Court name
Supreme Court of Uganda
Judgment date
16 October 2007

Baguma Evans and 2 Ors v Uganda (Criminal Appeal-2005/2) [2007] UGSC 14 (16 October 2007);

Cite this case
[2007] UGSC 14









2.       KATUSHABE CHARITY                 :::::::::::: APPELLANTS

UGANDA :::::::::::::::::::::::::::::::::::::::::::: RESPONDENT  

(Appeal from the decision of the Court of Appeal, at
Kampala [Mpagi-Bahigeine, Engwau and Twinomujuni, JJA.]
dated 2nd March, 2005 in Criminal Appeal No. 2 of 2005)

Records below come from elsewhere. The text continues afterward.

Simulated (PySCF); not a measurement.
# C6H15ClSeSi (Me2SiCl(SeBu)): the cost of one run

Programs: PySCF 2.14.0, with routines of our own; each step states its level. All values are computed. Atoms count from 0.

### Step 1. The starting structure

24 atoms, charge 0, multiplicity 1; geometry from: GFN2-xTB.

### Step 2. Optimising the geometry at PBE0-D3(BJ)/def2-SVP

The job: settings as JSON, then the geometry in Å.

Baguma Evans (A1), Katushabe Charity (A2) and Byarugaba Emmanuel (A3) were tried and convicted by the High Court on two counts of murder and were sentenced to death on the first count. Sentence on 2nd count was deferred. Their appeal to the Court of Appeal was dismissed. They have now appealed to this Court.
There is some confusion about the name, or description, of the 3rd appellant. Although in the indictment and in the High Court he is described as Byarugaba, his advocate in the Court of Appeal described him in the memorandum of appeal as Byaruhanga which name was adopted in that Court’s judgment. This is also reflected in the memorandum of appeal to this Court. Similarly written submissions misdescribe him as Byaruhanga. In this judgment we revert to the name of Byarugaba Emmanuel (A3).
We summarise the facts first. Apparently there had been a land dispute between one Charles Karambuzzi (a father to A2) and Onesmus Twebaze (the 1st deceased) and Karambuzi lost the land dispute in court. There was a house belonging to the 1st deceased on the disputed land. In early January, 2000, the first deceased got court orders to enforce the Court decision by evicting Karambuzi from the house. Court brokers were assisted by policemen and local askaris to evict Karambuzi. During the eviction process, Karambuzi together with the three appellants unsuccessfully resisted. Indeed the Karambuzi group was subdued and Karambuzi was arrested and detained because of his resistance to execution. There and then, according to Rukundo Hadad (PW6), A2 and A3 uttered death threats against the first deceased. Thereafter, PW6 used to see the three appellants move about in the area together. He also learnt that the three planned to kill him and Twebaze. They both reported the matter to Kambuga Police who carried out some investigations. Before 30th January, 2000, A2 was seen moving around with A1 an army man. On the 30th January, 2000, the three appellants were seen at least thrice moving together near the home of the 1st deceased. Later in the evening (about 8:30pm) the 1st deceased was outside his residence while his wife Ngazare Paragia (2nd deceased) and their daughters Aturinda Mercy (PW7) and Atukunda Anita were inside their residence. At that time as Twebaze was about to enter into the house, and Anita was proceeding to open the door for him, the 1st appellant threw a hand grenade at him. The hand grenade exploded injuring the said Anita and killing the 2nd deceased, and it seriously injured the 1st deceased. Very soon thereafter A2 and A3 appeared at the scene and asked PW7 and Anita who was in agony as to what had happened.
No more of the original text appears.